Was it a chupacabra?

A strange dog?

The missing link?

Soon, all of Laurel Canyon was abuzz. For several weeks starting in August, they tracked the animal, with residents communicating by walkie-talkie because cellphones don’t work in the canyon. But the creature, which turned out to be a sick coyote, was too wily.

In those early days, the battalion included two animal control officers, a veterinarian and an off-duty cop who was armed with tranquilizer guns and wearing camouflage, with leaves and twigs poking out of his hat. Three animal “communicators” were consulted to learn more about the coyote’s movements and thoughts.

Yes, it’s a little different in Laurel Canyon.

Dana Miller of Montrose was one of the animal psychics called in to make contact with the elusive beast, which they were calling Rosie. Miller told me last week that she helps people find lost pets by making contact with the animals telepathically. By just looking at a picture of any animal, she said, she can talk to it.

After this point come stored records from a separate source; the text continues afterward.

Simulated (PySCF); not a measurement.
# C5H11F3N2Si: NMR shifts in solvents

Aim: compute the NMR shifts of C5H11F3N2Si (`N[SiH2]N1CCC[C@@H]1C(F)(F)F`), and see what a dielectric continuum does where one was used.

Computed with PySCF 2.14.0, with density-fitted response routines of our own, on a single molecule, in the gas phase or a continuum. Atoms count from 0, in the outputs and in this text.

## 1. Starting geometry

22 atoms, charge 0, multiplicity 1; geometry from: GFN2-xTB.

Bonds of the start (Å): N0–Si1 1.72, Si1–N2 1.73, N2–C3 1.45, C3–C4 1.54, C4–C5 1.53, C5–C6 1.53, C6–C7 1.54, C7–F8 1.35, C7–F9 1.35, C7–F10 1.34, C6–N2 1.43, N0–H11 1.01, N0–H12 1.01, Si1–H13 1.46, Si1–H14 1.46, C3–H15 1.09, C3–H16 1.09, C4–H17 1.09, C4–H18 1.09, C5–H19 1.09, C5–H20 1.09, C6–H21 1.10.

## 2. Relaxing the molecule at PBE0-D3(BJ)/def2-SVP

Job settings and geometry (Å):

“I personally have the ability to hear what they say.”

Hmmmm.

So what did Rosie say?

Miller kept a transcript of her conversations, which included this Q and A exchange:

“Q: Should we help?

“A: I am only one amidst a sea of many. I can’t believe anyone cares.”

Miller said she told Rosie to go into the trap and she wouldn’t be harmed.

Skip Haynes, who was involved in the search from the beginning, was the one in contact with Miller. He has a record label called Laurel Canyon Animal Co. and makes CDs for animals, such as the one titled “Songs to Make Dogs Happy.” Haynes said he uses “communicators” to tell him what music the dogs like.

Haynes said he’s a skeptic and can’t understand what the animal psychics are saying most of the time, but they’ve offered eerily canny observations about what kind of music animals like.

The person who first identified Rosie’s species wasn’t a psychic, though. It was Brenda Varvarigos of Valley Wildlife Care, a volunteer-run nonprofit that rescues and rehabilitates sick and injured native wildlife before releasing the animals back where they came from.

“I knew right away that it was a young coyote suffering from sarcoptic mange,” said Varvarigos, who was rescuing a barn owl from a swimming pool in the Valley when I called.

She said it’s common in local animals and a good example of the threat people pose to wildlife. She guesses the coyote’s mother fed her a rat that had been poisoned by a homeowner trying to exterminate rodents. So by poisoning rats and killing off the coyotes that hunt them, Varvarigos said, you may end up with more rats.

Varvarigos told residents that Rosie could be treated and returned to health if she were captured. But Varvarigos would have to lead the way, because you need a permit to go after a wild animal. They’d have to move quickly, she said, because the hairless Rosie was out and about in daylight only to stay warm, and she’d die when cold weather set in.

Through the fall, “it was almost like a military operation,” said Haynes, with neighbors manning traps and e-mails going out at every sighting.

Not everyone was committed to saving Rosie, Haynes said. Some wondered why they should bother, given how many pets are chomped by coyotes.

But Haynes was beginning to rethink his relationship with wildlife. He knew of neighbors who wanted to feed wild animals and others who wanted to shoot them on sight, and neither is the right thing to do, in his opinion.

Feeding them, as he learned from Varvarigos, can kill them in the end, because they’ll get the wrong food and lose their hunting instinct. And killing them seems absurd for people who have chosen to live in a densely wooded wildlife habitat.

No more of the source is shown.